2020 Granted by National Geographic Society
2018 Shortlisted at the Lucie Foundation Emerging Artist Scholarship

Qutiy is a photographic and audio project focused on documenting, recording, and valuing the rites to Native American corn practiced by rural farmers in Peru and Mexico. In both countries, knowing how to grow corn has a cultural and scientific basis that over 8700 years has allowed them to create more than 50 native varieties.

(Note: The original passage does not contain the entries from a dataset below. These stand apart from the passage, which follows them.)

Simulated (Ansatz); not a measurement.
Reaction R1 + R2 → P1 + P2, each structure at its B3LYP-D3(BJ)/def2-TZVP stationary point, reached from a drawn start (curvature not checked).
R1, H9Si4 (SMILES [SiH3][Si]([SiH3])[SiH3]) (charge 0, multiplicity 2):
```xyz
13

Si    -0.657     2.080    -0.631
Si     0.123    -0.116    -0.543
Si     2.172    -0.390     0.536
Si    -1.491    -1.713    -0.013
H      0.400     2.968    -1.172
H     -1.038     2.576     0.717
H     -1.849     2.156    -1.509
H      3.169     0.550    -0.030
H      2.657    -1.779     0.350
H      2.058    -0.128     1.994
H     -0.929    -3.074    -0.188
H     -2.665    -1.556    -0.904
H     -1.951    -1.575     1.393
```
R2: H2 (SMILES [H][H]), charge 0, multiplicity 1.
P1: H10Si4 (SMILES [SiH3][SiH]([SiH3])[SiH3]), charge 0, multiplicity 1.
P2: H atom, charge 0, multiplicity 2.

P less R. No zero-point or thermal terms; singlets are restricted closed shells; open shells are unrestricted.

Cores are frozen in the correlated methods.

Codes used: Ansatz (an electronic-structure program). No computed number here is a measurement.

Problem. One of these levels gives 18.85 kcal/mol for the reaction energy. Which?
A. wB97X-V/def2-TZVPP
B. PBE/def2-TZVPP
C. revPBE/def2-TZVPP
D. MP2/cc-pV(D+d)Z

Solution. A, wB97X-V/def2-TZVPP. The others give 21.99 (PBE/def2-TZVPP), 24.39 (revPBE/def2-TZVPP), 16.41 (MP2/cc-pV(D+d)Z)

Qutiy, is a Quechua word that means to return. And it is the name of a variety of native corn with healing properties. This knowledge has been transmitted since ancient times and today is linked to the preservation of the rarest cobs. But in today's world of industrialized lands and transgenic seeds, farmers no longer pass on to their children the knowledge of how to grow native varieties. As a result, many native species and their properties are in danger of extinction. 
For this reason it is important to register and make visible the peasants and their rites that accompany the growth of corn. In order to transmit, raise awareness and help preserve native corn in the face of globalization. It is necessary to create an environment that calls for reflection on the cultural value of maize in order to make it visible and give a voice. From this documentary, a photo book will be published that will serve as a visual memory on the rites and uses of rare species of corn in Mexico and Peru. 

In process - Peru & Mexico 2018-2020

Mexico 2019
Teocintle: the first maize seed.

Peru 2019
The ancients say that with dancing you call the Earth. That's why in Peru they hit the ground with their feet.

Peru 2020
At the beginning of the season of the "Choc'llo" or tender corn, the Quechua natives prepare a celebration where they decorate each others hats with the corn cane flower.

Peru 2018
Chaminco Sara, a red corn from the region of Cusco that will be offered to the mountains.

Mexico 2018
A jaguar shaped like a corn cob in the cave of Guilá Naquitz in Oaxaca, Mexico. In this place were found the remains of the oldest corn in the region, dated more than 6,300 years ago.
Peru 2020
On March 8, dancers from different communities of the Valley arrived in Huayllabamba to meet each other and make offerings to the maize. Just like the Earth, corn has the spirit of a woman, that is why it is called "Sara".

Mexico 2018
A Zapotec farmer ties the ears of corn in pairs to later hang them inside his house for drying.

Peru 2018
In many indigenous communities, they make offerings to the mountains with songs and prayers in gratitude for the good harvest.

Peru 2019
On May 3, The Three Crosses are celebrated. At this time the drying of the corn begins in all the Sacred Valley in Cusco, Peru. Many say that the paste of the corn cane was also used to mold ornaments for the temples.